As I said, I grew up thinking I was a typical girl until I came to the US. This happened 30 years ago, and I was 30 at the time. In the US, I got bombarded with gender stereotypes: they made me feel inadequate and doubt my femininity. Just for reference: by that time, I was in my third marriage breastfeeding my second child. Still, according to those stereotypes, I was not a real woman.
For some time, I wondered what was wrong with me. Then, I was elated to find a book called Brain Sex: The Real Difference Between Men and Women by Anne Moir and David Jessel. (This was many years ago.) Among other things, this book talks about the differences between men and women with respect to the brain. According to the book, men are better on average at abstract thinking and spatial visions, aka math and maps. Women, on the other hand, are better at connecting with people and have higher social intelligence. Boys are less interested in games related to storytelling, aka dolls, preferring more concrete activities. And so on.
The book also describes situations in which girls don’t fit the paradigm. The authors attribute this variation to the mother’s hormones during pregnancy. I found myself described perfectly in the section titled “girls who have been exposed to male hormones in the womb.” I am pretty sure that my mom didn’t take any hormone supplements while pregnant with me back in Soviet Russia. On the other hand, the description in the book was spot-on.
This book classifies me as “a male brain in a female body.”
I was glad to find myself after a period of self-doubt. I was glad that I wasn’t alone and even fit into a special category with a name.
Several years later, I met Sue Katz, a writer who also has a blog Sue Katz: Consenting Adult. She made me realize how ridiculous the whole story was: I was pressured by gender stereotypes to feel bad about myself. Then I was grateful for a book based on those same stereotypes, only because it described women like me and gave me permission to exist. I liked the book because I accepted those stereotypes in the first place. If there were no stereotypes, there wouldn’t be any problems at all.
Why can’t I just be me?
Over the past few years, I have become happier than I have ever been. I do not care what society thinks about my gender. I am no longer ashamed of not feeling 100 percent female.
I like that people in the modern world embrace the idea of individuals being themselves. For example, my daughter-in-law, Robin Dahan, designed a whole line, You-Be-You, for her company, Dash of Pep.
Am I non-binary? I do not know and do not care. I am just me, proudly wearing my You-Be-You socks.
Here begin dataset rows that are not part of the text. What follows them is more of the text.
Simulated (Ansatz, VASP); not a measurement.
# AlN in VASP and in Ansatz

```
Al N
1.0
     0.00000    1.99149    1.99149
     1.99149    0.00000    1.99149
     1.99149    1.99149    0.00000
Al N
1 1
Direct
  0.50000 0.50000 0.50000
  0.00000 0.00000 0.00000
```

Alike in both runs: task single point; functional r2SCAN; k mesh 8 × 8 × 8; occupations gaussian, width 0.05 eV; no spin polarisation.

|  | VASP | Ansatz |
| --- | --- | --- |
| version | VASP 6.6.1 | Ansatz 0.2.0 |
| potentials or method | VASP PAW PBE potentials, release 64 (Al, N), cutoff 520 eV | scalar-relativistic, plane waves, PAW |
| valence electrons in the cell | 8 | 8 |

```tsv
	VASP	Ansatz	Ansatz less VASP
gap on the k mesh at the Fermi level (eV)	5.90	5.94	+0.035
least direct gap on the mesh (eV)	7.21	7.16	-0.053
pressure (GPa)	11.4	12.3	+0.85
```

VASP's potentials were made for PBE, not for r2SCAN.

Assume that we have n men and n women, all of whom want to get married. They rank each other without ties. After that, we can match them into n pairs for marriage. The matching is called stable if there are no rogue couples. A rogue couple is defined as a man and a woman who prefer each other over their assigned future spouses.
A famous theorem says that, whatever all the rankings are, a stable matching always exists. But how good could a stable matching be? There is a way to assign a quality score to a matching, called the egalitarian cost. The egalitarian cost of any matching is the sum of the rankings that each person gave their assigned partner. The best potential outcome is when all people are matched with their first choices. This corresponds to the minimum egalitarian cost of 2n. But what is the maximum egalitarian cost of a stable matching? I couldn’t find it in the literature, so I proved that it is n(n+1).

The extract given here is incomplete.